The Meaning of Democracy: Using a Distributional Semantic Model for Collecting Co-occurrence Information from Online Data across Languages
Download Full Paper
International survey research on democracy has made significant efforts to map popular support for democracy across the world; be it as an ideal, political procedures, or a set of political outcomes. Yet how are we to know what democracy means to the people answering surveys, and thus be able to identify what they are expressing support for? While some scholars emphasize the procedural and institutional aspects that need to be present in a democracy, most theoretical definitions of democracy also include references to the ideals and values associated with democracy. The literature on public support for democracy has revealed significant cross-country differences in people’s attitudes towards democracy. The variance is partly due to differences between high “diffuse” support for the principles of democracy, which can be found in Western, consolidated democracies, and “specific” support for the performance of democracies, which is more prevalent in new democracies (see Easton 1975; Norris 1999; Linde & Ekman 2003; Dahlberg & Holmberg 2012).
Cross-cultural survey research rests upon the assumption that if survey features are kept constant to the maximum extent, data will remain comparable across languages, cultures and countries (Diamond 2010). Yet translating concepts across languages, cultures and political contexts is complicated by linguistic, cultural, normative or institutional discrepancies. Recognizing that language, culture and other social and political aspects affect survey results has been equated with “giving up on comparative research”, and consequently, the most commonly used “solution” to equivalence problems has been for researchers to simply ignore the issue of comparability across languages, cultures and countries (King et al 2004; Hoffmeyer-Zlotnik & Harkness 2005).

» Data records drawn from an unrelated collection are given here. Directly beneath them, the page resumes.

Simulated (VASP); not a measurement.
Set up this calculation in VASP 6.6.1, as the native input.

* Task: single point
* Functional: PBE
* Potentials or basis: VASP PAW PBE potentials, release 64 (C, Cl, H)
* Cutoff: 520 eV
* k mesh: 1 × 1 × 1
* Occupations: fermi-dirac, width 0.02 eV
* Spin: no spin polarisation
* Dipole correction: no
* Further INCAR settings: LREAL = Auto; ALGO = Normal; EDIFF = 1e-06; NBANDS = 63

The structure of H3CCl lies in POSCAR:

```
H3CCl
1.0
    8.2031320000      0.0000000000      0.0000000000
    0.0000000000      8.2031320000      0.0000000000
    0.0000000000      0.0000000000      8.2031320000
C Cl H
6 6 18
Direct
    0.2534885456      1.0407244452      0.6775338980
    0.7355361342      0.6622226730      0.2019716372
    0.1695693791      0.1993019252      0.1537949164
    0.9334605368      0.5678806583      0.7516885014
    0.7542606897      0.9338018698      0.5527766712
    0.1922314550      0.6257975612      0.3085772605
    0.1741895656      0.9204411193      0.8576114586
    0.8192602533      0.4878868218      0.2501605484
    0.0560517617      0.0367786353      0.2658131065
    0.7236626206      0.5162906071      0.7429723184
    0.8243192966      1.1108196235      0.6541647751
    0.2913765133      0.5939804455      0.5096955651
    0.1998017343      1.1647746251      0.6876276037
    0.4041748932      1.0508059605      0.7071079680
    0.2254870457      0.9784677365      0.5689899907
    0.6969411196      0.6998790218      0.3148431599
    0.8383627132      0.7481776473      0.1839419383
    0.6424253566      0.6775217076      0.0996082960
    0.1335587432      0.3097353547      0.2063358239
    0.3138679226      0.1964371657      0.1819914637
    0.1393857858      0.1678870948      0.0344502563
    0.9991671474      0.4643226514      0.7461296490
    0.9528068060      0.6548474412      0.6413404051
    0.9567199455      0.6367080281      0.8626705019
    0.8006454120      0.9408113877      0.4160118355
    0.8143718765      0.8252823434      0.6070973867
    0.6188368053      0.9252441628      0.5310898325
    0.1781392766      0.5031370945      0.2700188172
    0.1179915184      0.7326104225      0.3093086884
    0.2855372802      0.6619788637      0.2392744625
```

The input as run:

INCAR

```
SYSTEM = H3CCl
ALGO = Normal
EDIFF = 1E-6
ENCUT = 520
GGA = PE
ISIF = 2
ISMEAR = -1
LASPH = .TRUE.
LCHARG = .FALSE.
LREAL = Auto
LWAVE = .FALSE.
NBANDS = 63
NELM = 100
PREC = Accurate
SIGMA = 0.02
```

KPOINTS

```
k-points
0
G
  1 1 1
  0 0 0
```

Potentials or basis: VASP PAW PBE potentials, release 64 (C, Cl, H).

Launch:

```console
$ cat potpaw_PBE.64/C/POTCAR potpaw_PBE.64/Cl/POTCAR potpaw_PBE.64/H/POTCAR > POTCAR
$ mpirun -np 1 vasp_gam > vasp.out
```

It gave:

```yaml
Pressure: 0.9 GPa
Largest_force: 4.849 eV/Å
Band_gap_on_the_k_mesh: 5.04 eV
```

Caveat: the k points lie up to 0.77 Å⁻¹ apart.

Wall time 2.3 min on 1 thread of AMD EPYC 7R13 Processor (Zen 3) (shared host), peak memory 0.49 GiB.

This paper contributes to the debate, using a distributional semantic model, which is a statistical technique for collecting co-occurrence information from large text data (Turney & Pantel, 2010). Distributional semantic models represent terms as vectors in high-dimensional context space, in which relative similarity between vectors indicate similarity of usage, which is often equated with semantic similarity. The method is motivated by a structuralist meaning theory known as the distributional hypothesis, which states that words with similar meanings tend to occur in similar contexts, and that the contexts shape and define the meanings of the words (Sahlgren 2006). According to the hypothesis, if we observe two words that constantly occur within the same contexts, we are justified in assuming that they mean similar things. Compared to other methodological approaches aimed at identifying and measuring cross-cultural discrepancies, this approach has the advantage of enabling us to analyze how concepts are used in their “natural habitat”.
Deriving our data from social media allows us to explore the varieties of understandings of democracy that exist among populations across different societies. We have used an online distributional semantic model - the Living Lexicon provided by Gavagai - that continuously learns from online data (both social and news media). The data we are using is based on a fairly comprehensive sample of the blogosphere i.e. blogs, forums and news on 30 languages.